From time to time I will be publishing posts from guest authors whose writings I think will interest people. Of course, all opinions and assertions in these posts belong solely to the authors and do not necessarily agree with mine. Please direct your praise and criticism to the author. — rjb
Today’s guest author is Laird Smith
Irrigation for Tree Fruit
This week I shall write about Wally Smith and his orchard irrigation.
Wally described the land he chose to buy, and I quote from his column dated December 22 1977: “…I had acquired 11 acres of what was classified as raw marginal land…” That meant wild rose bushes and poison ivy. The date of the purchase was sometime in 1934.
Wally had the good sense of purchasing land where the entire east side of the property had a creek, now named Park Rill, as its boundary. By this time “The Ditch” — a government financed concrete irrigation ditch which carried water from the Okanagan River through the central fruit growing areas in the Oliver BC district — had been built so that anyone wanting to use the river water could.
For Wally, his land was too far away from The “Ditch” and in 1934, Wally did not have the financial means to run pipe from The “Ditch” hookup to his land anyway, so he had to rely on Park Rill to provide irrigation for anything he planned to grow.
Wally built a water wheel which ran fine until the beavers objected to him interfering with their activities and plugged it up with mud and sticks. That was a constant battle ground until electricity came along and Wally installed a pump.
The actual watering of the trees involved making shallow, narrow, ditches in the ground along the tree rows. A flume carried the water from the water wheel to the earthen ditches and as the water flowed it soaked into the ground at each tree. The last tree in the row would get flooded while the others each got some. Sometimes the ditches plugged up so they had to be monitored. This was an inefficient way to equally water all the trees.
At some point Wally hooked up to buried pipes and brought the “Ditch” water to his property. I remember the metal flume running along the ridge, which was the highest part of the land. The end of the flume was blocked off forcing the water to back up to be released out of the flow holes. The flow holes spilled the water into the earthen ditches and down along the trees.
I know Wally was not happy with the job the earthen ditches did because as soon as he could he installed pump houses and sprinkler pipes. We had one pump house utilizing The “Ditch” water and two pump houses utilizing the water from Park Rill.
Using sprinkler pipes meant he could run five lines at the same time on twelve hour cycles and get the whole planting of eleven acres watered once a week.
During the late sixties or early seventies, he sold all but three acres. It was on those remaining acres that he decided to install a solid set irrigation system, all underground with just the sprinkler heads on short stems of pipe showing.

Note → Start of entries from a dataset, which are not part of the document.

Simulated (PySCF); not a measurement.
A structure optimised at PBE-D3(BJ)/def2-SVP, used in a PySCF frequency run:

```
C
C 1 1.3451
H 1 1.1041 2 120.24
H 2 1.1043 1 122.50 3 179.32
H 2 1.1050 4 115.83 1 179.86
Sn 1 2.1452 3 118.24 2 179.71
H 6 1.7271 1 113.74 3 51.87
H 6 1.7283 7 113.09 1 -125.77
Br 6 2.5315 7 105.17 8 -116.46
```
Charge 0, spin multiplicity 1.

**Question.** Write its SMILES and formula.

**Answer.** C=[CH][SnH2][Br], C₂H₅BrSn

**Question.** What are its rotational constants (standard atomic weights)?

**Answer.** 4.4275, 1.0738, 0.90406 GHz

That was the best he could do as far as efficiency goes, turn on a valve, turn off a valve. There was a huge reduction in labor and waste was virtually eliminated, as long as you didn’t damage the sprinkler heads.
Incidentally, when I worked in the USA during the 1990’s, some tree fruit growers in north eastern Oregon were still using ditches to water their trees. I was appalled at the time, and remember thinking that Wally had abandoned that inefficient method by the early 1950’s.
Wally spent a lot of money on improving the land, but over the years of successive owners, most of the planting has returned to raw marginal land.